Step 1. Publish a dataset
Welcome to your very own OpenDataSoft domain! You’re here to work with data, so let’s dive right in!
Retrieve the dataset
For this tutorial, we’ll work with a nice and clean dataset of the winners and losers of the Super Bowl. To follow this tutorial with the exact same dataset, click the button below.
Done? Awesome! You’re now ready to publish your first dataset in your domain and play with it.
Upload the dataset
- If you’re not already there, click the Back office button in the top bar of your domain.
- Click the New dataset button.
- Click the Add a source button.
- Choose the Super Bowl dataset file you just downloaded.
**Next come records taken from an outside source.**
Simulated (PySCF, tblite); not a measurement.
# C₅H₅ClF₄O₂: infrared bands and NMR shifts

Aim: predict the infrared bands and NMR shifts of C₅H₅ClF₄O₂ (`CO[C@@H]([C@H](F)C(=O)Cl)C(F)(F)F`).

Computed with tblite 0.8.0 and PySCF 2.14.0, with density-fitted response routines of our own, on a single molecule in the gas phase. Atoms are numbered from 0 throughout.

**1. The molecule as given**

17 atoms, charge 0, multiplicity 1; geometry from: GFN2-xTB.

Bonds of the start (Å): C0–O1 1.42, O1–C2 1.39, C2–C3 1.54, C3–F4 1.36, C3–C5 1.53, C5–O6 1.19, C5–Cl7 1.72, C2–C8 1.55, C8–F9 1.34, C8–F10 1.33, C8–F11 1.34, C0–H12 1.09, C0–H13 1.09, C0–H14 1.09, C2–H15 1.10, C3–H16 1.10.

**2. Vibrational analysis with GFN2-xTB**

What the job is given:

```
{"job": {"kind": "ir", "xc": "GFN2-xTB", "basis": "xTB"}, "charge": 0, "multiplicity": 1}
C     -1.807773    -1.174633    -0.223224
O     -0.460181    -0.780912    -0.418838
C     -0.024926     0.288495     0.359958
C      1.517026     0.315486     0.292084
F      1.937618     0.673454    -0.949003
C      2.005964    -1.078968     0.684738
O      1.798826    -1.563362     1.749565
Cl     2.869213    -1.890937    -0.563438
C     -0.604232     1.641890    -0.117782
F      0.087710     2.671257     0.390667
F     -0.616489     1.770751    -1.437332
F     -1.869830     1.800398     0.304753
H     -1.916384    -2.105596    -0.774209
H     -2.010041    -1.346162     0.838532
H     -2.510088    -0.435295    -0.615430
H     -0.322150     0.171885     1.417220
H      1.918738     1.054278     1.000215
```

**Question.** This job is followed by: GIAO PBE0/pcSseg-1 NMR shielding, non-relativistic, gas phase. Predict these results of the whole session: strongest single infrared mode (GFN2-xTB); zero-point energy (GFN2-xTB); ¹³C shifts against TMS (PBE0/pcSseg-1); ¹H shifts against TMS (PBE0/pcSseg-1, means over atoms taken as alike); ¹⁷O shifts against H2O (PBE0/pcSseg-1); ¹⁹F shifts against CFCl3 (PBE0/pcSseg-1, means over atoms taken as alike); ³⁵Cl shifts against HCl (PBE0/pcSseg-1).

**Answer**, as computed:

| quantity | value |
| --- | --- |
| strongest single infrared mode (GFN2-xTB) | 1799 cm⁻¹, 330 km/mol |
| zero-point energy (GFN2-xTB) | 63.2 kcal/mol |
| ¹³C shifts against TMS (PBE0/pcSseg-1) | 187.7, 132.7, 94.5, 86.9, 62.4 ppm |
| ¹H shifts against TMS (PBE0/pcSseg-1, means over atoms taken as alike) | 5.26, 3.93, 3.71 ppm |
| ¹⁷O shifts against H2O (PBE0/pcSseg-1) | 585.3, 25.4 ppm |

Wham! In a matter of seconds, your dataset is uploaded in your domain!
Rename your dataset
We surely can find a better title than super-bowl for our dataset. Remember that this title will be displayed in your dataset catalog, so make sure to rename your datasets to give them more explicit titles.
- Select the current title.
- Rename your dataset with a pretty and clear title.
History of the Super Bowl is a much better title, isn’t it?
Facets define the filters of your datasets, which allow you to create charts afterward. Setting up fields as facets means telling the platform which columns (and its related fields) of a dataset are relevant as filters.
- Click on the Processing tab.
- Click in the column you want to set up as a facet, in order to define it as a filter.
And that’s it! In our Super Bowl dataset, we have decided to set up as facets the following columns: Winner, Loser, City and State. It means that these columns are now filters.
Apply a processor
OpenDataSoft gives you the opportunity to modify your data in several ways, directly from the platform. You can check the documentation to have the complete list of all our processors and know how each of them works.
In this tutorial, we are going to choose a processor which will add geographical coordinates to the dataset. In this dataset, there are state names, but not their corresponding geographical coordinates. This is when the processor Join Dataset comes into play!
- Click the Add a processor button.
- In the Generic Operations section, choose the Join Dataset processor.
Fill in the different fields of the processor.
Select a source dataset: in the All available data section, choose the
Natural Earth - US States and Provinces 1:110m dataset.
This dataset contains all geographical coordinates corresponding to every US state. By joining this dataset to our Super Bowl one, we will be able to retrieve the data we need, in other words, the geographical coordinates of every US state.
- Local key (meaning the Super Bowl dataset’s column we are interested in for this operation): enter or select state.
- Remote key (meaning the Natural Earth dataset’s column corresponding to the one in the Super Bowl dataset, in other words, the local key): enter or select name.
- Output field (meaning Natural Earth dataset’s column we want to retrieve and add to the Super Bowl dataset): enter geo_point_2d.
- Select a source dataset: in the All available data section, choose the Natural Earth - US States and Provinces 1:110m dataset.
- Press Enter or click outside the processor box area for your changes to be taken into account.
There you go! You have applied your very first processor.
Data need context for people to understand them. Let's add some basic, yet very important, metadata to our dataset.
- Click on the Information tab.
- Add a description.
- Choose a theme out of the list.
- Add keywords. After entering each keyword, press enter for it to be taken into account.
- Attribute the right license to your dataset, out of the list.
Save and publish
Now that we have processed our dataset and defined it quite well, we can publish it.
- Click the Save button.
- Click the Publish button.
- Click the Explore button. It’s high time we play with our data!